And there are a lot of ways you could take this. Maybe you could write a rom com about a down-on-her-luck magazine editor who can’t keep a man because her horrible IBS means she shits her pants in her sleep like at least twice a week.

Or how about a dystopian science fiction story about a man who was the lone survivor of a nuclear bomb and now travels the country with a portable freezer of his semen, in case he has ED by the time he finds another woman to repopulate the Earth with. These are scenarios that everyone can relate to.

No matter the genre, I’d suggest writing a list of the things that scare you most. Here’s what I came up with.

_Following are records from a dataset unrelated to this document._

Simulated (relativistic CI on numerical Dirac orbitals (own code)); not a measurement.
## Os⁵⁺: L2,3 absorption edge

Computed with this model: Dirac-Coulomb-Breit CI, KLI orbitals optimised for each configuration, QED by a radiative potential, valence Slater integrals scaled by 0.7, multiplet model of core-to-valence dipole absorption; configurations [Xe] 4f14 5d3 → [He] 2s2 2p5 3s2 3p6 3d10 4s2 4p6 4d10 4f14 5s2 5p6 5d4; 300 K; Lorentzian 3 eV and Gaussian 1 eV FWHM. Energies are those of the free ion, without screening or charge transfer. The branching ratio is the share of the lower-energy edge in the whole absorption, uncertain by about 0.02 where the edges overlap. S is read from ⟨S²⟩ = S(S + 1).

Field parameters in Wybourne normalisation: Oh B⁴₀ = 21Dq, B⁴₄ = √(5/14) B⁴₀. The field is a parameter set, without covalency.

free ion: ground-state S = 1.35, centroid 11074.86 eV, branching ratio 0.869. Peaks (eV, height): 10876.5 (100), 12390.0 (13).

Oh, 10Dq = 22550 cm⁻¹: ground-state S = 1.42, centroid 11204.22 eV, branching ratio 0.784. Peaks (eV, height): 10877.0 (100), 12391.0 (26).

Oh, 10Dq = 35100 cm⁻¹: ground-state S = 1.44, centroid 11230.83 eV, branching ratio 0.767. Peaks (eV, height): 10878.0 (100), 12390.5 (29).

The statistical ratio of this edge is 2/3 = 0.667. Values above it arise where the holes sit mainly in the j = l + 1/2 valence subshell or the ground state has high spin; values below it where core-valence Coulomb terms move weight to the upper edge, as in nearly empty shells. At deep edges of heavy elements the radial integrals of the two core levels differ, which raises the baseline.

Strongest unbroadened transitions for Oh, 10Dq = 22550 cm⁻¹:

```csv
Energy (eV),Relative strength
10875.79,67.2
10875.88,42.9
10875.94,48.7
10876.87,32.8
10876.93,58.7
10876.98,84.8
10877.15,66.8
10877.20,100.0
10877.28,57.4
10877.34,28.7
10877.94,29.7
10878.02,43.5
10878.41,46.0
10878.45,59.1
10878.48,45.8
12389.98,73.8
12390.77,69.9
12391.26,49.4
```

Tip 2: Make Your Reader Empathize With Your Character

Horror is all about empathy. If a person wanted to see bad things happen to people they hated, they could simply travel to Oklahoma and go to a public execution. And if that didn’t work, they could also simply hang around Oklahoma for a while.

Getting a reader onboard in horror is crucial because so much of the rest of the book relies on supernatural elements that require suspension of disbelief, so that emotional connection is the thing keeping them invested.

For example, I’m sure everyone who’s watched The Shining (and who’s not paying attention to the minotaurs or Kubrick’s cryptic confession that he faked the moon landing) is really invested in whether or not this normal family can be happy and whole again. We don’t mind the furry blowjobs because we are mainly rooting for Danny and Wendy to survive.

Tip 3: Make Things Worse and Worse For Your Character

Stories need to show some sort of progression and horror writers are often the best at this because the final scare needs to be the scariest. In Faulkner’s short story “A Rose For Emily,” we don’t realize that the protagonist is sleeping with her husband’s corpse until the very end of the story. If we knew that at the beginning, it would’ve been a very different story.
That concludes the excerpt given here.